Giving credit

When it comes to songwriting, you generally only get credit if you write either the melody or lyrics of the song. Any of the other elements that go into creating a song are not worth a songwriting credit in the eyes of the industry, or the law.

For example, drummer Steve Gadd has no songwriting credit for Late in the Evening, despite the groundbreaking drum pattern that in many people’s eyes defines the song.

Bassist James Jamerson and the rest of the Motown house band The Funk Brothers have no songwriting credits on the 30 no.1 hits on which they played, despite them writing and creating the iconic backing tracks on top of which the vocalists sang.

And despite Joe Walsh sitting for three days with Don Felder to create one of the most famous guitar solos of all time, he has no songwriting credit for Hotel California.

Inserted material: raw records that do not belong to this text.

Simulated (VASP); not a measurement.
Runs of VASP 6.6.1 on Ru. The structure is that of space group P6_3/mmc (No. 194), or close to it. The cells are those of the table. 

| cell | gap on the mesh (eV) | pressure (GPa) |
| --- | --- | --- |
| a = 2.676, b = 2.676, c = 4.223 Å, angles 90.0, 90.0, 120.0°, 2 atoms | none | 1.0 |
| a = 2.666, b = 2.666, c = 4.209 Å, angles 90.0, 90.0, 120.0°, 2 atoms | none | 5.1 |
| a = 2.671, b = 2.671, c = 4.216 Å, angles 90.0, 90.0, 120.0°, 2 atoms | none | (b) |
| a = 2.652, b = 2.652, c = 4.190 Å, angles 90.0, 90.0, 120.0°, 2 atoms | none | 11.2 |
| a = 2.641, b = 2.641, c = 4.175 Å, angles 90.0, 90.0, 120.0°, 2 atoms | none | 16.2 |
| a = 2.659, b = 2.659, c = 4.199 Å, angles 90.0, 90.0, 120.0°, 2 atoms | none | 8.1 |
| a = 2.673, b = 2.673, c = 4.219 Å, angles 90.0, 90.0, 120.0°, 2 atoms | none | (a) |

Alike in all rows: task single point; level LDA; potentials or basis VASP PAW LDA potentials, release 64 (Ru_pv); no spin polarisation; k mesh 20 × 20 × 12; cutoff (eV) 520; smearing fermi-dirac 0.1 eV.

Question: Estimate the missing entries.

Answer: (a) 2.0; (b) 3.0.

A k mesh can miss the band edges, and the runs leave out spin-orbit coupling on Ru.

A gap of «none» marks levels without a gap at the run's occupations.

Whatever about credit in the eyes of the law, or the music industry, it’s important to give credit to people and agencies when they play an important or crucial role in the creation of something. Sometimes it’s nice to do it privately, other times it’s important to do it publicly.

So in that spirit, I would like to thank Creative Ireland and Creative Sligo for funding a particular project on which I’m currently working. It just wouldn’t be happening without the funding they have provided.

Last week Auriel Robinson of Seatrails took myself and a group of teenage musicians up Knocknarea and told us about the geology, mythology and archaeology of the mountain and the tomb.